How's this for a segue: Elizabeth Livingston, daughter of Robert Robert, Jr., had a daughter named Robert. Just kidding, her name was Elisabeth,
and she was the great-grandmother of Eleanor Roosevelt. Which brings us a few miles down the Hudson to Hyde Park, where both the Roosevelt family home and the Vanderbilt mansion can be found. I'm going to focus on the Vanderbilt for this post, since I haven't actually been to the FDR house yet.

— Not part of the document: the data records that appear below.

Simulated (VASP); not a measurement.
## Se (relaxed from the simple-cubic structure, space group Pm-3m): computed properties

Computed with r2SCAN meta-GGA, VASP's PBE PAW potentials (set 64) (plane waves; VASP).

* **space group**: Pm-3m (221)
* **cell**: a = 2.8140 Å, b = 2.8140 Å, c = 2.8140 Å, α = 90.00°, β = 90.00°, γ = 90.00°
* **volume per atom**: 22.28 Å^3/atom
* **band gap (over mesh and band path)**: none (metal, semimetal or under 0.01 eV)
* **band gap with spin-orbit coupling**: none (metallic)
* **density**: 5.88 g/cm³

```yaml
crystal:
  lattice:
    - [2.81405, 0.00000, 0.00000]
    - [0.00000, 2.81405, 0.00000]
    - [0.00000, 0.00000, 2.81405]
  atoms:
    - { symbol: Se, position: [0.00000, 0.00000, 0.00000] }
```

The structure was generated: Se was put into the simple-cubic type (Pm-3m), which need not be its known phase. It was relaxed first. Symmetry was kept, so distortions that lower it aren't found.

The Hyde Park Vanderbilt mansion is one of several Vanderbilt mansions in the US. This one belonged to Frederick Vanderbilt, one of eight children of William H. Vanderbilt. The other well-known Vanderbilt homes, such as Br
eakers and Marble House in Newport, Rhode Island, and Biltmore in Asheville, North Carolina, belonged to Frederick's brothers. You can see from this picture that the Hyde Park mansion is spectacularly done in a Classical Revival style, the columns and porticos and arcades evoking a very grand Parthenon. The Vanderbilts were prime examples of the "nouveau riche," families who made their millions in the new business frontiers of the 19th and 20th centuries -- the Vanderbilts made their money in the railroad industry -- as opposed to inheriting social stature from aristocratic ancestors. A bit of insecurity about this fact is apparent in the architecture of the mansion: the Vanderbilt mansion website describes the nouveau riche of the late 1800s as beginning to feel that "money was no longer enough." In an effort to conform with the old families who dominated the social scene and were considered higher class than these new millionaires, Frederick Vanderbilt built his family a house reminiscent of "the ancestral home of a noble European line." With fancy new homes that looked old and historic, families like the Vanderbilts could fake an illustrious family history. The picture on the left shows the house under construction in 1895, and in 1898 the family moved in. It was designed by Charles Follen McKim of architectural firm McKim, Mead and White. Despite its classic exterior, the house was state-of-the art for its time. It had central heat, power supplied by a hydroelectric plant built on the property, and was made to be fireproof after a previous house on the estate had burned down. I haven't been inside this house either, but apparently the artificial ancestry theme is carried over into the decorating scheme: the house is filled with European art and artifacts, with a particular emphasis on Renaissance and Rococo styles. Also interesting is that this house was decorated during a significant shift in interior design fashions. In the 1890s, the Victorian style of stuffing rooms full of miscellaneous objects (Olana, described in my post below, is a good example of this), was on its way out, and the notion of having an overarching "design principle" was taking over. As a result the Vanderbilt mansion is an eccentric mixture of the two styles, with various designers from both schools of thought putting their mark on each of the house's fifty rooms.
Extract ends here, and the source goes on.